Like other ethnic groups in the Central Highlands, the H’re have created many tales, poems, songs, and musical instruments. 

They have used bamboo tubes and dry gourd to make such musical instruments as the brook, the Talia panpipe, the Popel jew harp, the Radang two-string zither, and the Ching Kala bamboo gong.

Folklorist Vi Tan Bao said, “At New Year’s celebrations, wedding parties, and community festivals, the H’re gather around a fire, drink wine, and sing Ka choi and Ka leu songs accompanied by gongs and other musical instruments. The songs praise their home villages, life, and love. They sing to share their feelings about life and work.”

Kaleu and Kachoi are dual singing genres for women and men. Ka choi has many melodies and songs and the singers can improvise lyrics to match the situation. 

They sing to express love, make friends, or discuss sensitive matters which are difficult to talk about. A dual singing session may continue all night.

Lately some traditional festivals and customs of the H’re have been fading. Fewer and fewer H’re people have a profound knowledge of their musical instruments and folk singing. 

Elderly Dinh Ngoc Su of Son Sa district, Quang Ngai province is famous for knowing many H’re songs and building and playing musical instruments. He learned the songs from his parents. 

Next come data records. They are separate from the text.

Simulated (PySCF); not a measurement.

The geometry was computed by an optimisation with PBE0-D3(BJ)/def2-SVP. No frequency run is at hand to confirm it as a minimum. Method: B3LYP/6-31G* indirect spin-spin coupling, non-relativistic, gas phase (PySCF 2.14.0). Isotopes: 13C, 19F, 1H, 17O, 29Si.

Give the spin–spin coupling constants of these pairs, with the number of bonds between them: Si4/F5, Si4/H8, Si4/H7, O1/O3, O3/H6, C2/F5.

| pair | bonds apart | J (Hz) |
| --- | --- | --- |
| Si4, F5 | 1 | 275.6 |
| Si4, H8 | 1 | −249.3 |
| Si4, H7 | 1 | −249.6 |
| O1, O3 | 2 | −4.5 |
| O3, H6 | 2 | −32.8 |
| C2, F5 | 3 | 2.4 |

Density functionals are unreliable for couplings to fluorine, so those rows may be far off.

Folklorist Dinh Ngoc Vu said, “Dinh Ngoc Su is a guardian of the H’re culture. He sings H’re songs and can improvise lyrics beautifully. He has built many kinds of H’re musical instrument. The cultural sector has worked with him to teach young people H’re songs and how to make musical instruments.”

H’re songs have moved won the heart of the audiences at national folk singing festivals. Artisan Dinh Ngoc Su was invited to perform in the Republic of Korea.